Bratislava, 1–5 June 2026

3D Urban Tree Intelligence

A hands-on international hackathon and implementation testbed for turning 3D point clouds into practical information for urban tree management.

In Bratislava, we will test LiDAR sensors, mobile mapping systems, low-cost prototypes, and processing workflows in real city conditions.

Help define what 3D urban tree monitoring should deliver for cities

We are inviting urban tree managers, greenery departments, arborists, planners and city stakeholders to tell us what they need from 3D point clouds and LiDAR-based monitoring.

Your response can directly influence what we test during and after the Bratislava hackathon and what guidance we prepare for cities afterwards.

Complete the questionnaire

The Bratislava Hackathon

Testing 3D tree monitoring in a real city

Urban trees are essential living infrastructure. They shape shade, cooling, biodiversity, carbon storage, public space, stormwater regulation, and the quality of everyday urban life.

To manage and monitor them well, we need to understand not only where trees are, but also their three-dimensional structure: stems, crowns, height, crown spread, growth form, and how these properties change over time.

New 3D sensing technologies are making this increasingly practical. Terrestrial laser scanning, handheld and backpack mobile mapping, vehicle-based systems, drones, airborne LiDAR, and new low-cost prototypes can now collect detailed tree-structure data much faster than before.

The Bratislava hackathon will bring together researchers, practitioners, hardware providers, software developers, and urban-tree stakeholders to test how these technologies can support real-world urban vegetation management.
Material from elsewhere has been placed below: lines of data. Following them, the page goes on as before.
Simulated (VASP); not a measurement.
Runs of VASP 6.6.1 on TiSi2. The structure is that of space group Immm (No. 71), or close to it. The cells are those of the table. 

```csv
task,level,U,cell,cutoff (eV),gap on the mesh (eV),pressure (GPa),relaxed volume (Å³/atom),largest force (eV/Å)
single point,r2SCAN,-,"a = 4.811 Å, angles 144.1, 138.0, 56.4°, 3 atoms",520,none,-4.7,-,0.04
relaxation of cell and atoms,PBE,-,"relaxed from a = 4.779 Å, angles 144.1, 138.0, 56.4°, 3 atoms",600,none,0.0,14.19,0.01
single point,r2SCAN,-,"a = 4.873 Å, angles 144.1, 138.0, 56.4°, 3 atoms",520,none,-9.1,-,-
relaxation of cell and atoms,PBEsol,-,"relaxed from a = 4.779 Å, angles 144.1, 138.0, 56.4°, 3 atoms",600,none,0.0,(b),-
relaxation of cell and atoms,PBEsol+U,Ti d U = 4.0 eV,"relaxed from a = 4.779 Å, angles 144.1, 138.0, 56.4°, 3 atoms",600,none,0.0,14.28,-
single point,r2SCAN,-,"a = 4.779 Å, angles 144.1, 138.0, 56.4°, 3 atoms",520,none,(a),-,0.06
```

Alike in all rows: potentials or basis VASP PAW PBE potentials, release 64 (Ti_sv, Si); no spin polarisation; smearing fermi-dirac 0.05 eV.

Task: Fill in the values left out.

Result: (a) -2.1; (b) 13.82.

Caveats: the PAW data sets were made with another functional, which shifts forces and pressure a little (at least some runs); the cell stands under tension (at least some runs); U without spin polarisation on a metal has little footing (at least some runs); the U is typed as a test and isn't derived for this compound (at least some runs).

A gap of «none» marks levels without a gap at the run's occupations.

From point clouds to practice

How 3D tree data can become practical city intelligence

The hackathon will test the full chain: capturing 3D data, creating point clouds, extracting individual trees, measuring richer tree parameters, and translating the results into information that can support inventories, monitoring, planning, and future implementation pilots.

Sketch showing how 3D point clouds can be implemented in practical urban tree management
What will happen?

A one-week implementation testbed

From 1–5 June 2026, participants will work in Bratislava to scan selected urban tree sites, process point clouds, compare workflows, and define practical outputs for urban tree monitoring.

This is not only a conference and not only a data-collection campaign. It is a coordinated experiment: sensors, processing methods, data standards, field protocols, and management questions will be tested together.

The goal is to understand which combinations of hardware and software are fit-for-purpose for tree detection, tree catalogues, DBH, height, crown parameters, uncertainty reporting, and repeatable monitoring.

Urban tree point cloud
What we test

Sensors, workflows, and practical outputs

LiDAR hardware in the field

3D sensing systems

Static TLS, handheld mobile laser scanning, backpack systems, vehicle-based mapping, drone-derived point clouds, airborne LiDAR, and low-cost prototypes.

Point cloud processing

Processing workflows

Tree extraction, individual tree detection, catalogue creation, DBH, height, crown metrics, QSM, biomass-related structure, uncertainty, and reproducibility.

Urban tree management

Management relevance

Which outputs are useful for city tree inventories, crown assessment, monitoring, planning, maintenance prioritisation, and future implementation pilots?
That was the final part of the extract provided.